The combined effect of these developments, I argued, raised desired saving relative to desired investment in the emerging markets, which in turn led to current account surpluses in those countries.  But for the world as a whole, total saving must equal investment, and the sum of national current account balances must be zero.  Accordingly, in the industrial economies, realized saving rates had to fall relative to investment, and current account deficits had to emerge as counterparts to the developing countries' surpluses.  This adjustment could be achieved only by declines in real interest rates (as well as increases in asset prices), as we observed.  The effects were particularly large in the United States, perhaps because high productivity growth and deep capital markets in that country were particularly attractive to foreign capital.  The global saving glut hypothesis is thus consistent with the three key facts I noted earlier.
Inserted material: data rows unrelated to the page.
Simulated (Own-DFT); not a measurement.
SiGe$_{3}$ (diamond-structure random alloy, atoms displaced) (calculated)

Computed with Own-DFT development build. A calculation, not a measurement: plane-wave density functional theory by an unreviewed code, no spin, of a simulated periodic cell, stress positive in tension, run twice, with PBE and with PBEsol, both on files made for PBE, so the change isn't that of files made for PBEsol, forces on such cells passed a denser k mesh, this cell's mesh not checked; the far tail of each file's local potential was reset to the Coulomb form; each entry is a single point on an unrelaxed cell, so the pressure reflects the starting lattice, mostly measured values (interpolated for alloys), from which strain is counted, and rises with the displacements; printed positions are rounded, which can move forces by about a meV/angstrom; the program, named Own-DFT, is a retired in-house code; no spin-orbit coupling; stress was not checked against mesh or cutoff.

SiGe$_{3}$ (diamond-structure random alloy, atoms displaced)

To be sure, the global saving glut was not the only factor behind the decline in long-term real interest rates since the 1990s.  As I described in subsequent remarks (Bernanke, 2006), term premiums also declined during this period for reasons that are debated but may have included a perceived reduction in uncertainty regarding inflation and the real economy as well as increased demand for longer-term securities by various institutional investors, including pension funds and foreign central banks.  Changes in the global pattern of saving and investment surely played an important role in the decline in long-term rates, however.

Recent Developments
I turn now to a review of developments since I last spoke on these issues two and a half years ago.  In brief, external imbalances have become wider since 2004.  Both the geographical pattern of these imbalances and their sources in terms of saving and investment rates have changed a bit.  Nevertheless, the broad configuration that developed after 1996 still seems to be in place today.

As the table shows, the U.S. current account deficit has widened further in the past two years, from $640 billion in 2004 (5.5 percent of GDP) to $812 billion in 2006 (6.2 percent of GDP), although it fell a bit in the first quarter of this year, to $770 billion at an annual rate.  In an accounting sense, the increase in the U.S. deficit over this period reflects primarily an increase in the investment rate from about 19 percent of GDP in 2004 to 20 percent of GDP in 2006.  The U.S. national saving rate did not change significantly over that period.

Meanwhile, the aggregate current account surplus of emerging-market economies expanded about $350 billion, from $297 billion in 2004 to $643 billion in 2006; almost all the increase was attributable to a higher aggregate rate of saving.  A significant portion of this further growth is due to China, whose current account surplus swelled an additional $180 billion, rising from 3.6 percent of national output in 2004 to 9.4 percent in 2006.  The increase in the Chinese surplus can be attributed primarily to an increase in the saving rate between 2004 and 2006.  The increase in China's saving rate could, in part, be a consequence of the rapid pace of growth in the country.  That is, with income growing very rapidly, but with consumer credit not readily available and precautionary motives for saving remaining strong, consumption is failing to catch up.6  Also contributing to high saving rates was the authorities' decision to limit currency appreciation, thereby restraining import demand and boosting exports.

Oil exporters have also contributed significantly to the recent increase in the aggregate current account balance of developing countries.  The combined current account balance of the countries of the Middle East and the former Soviet Union (which include a number of large oil exporters) rose about $150 billion between 2004 and 2006.  Again, the increase is almost entirely reflected in higher saving rates, as the oil exporters continue to save a large portion of the increased revenue resulting from higher oil prices. 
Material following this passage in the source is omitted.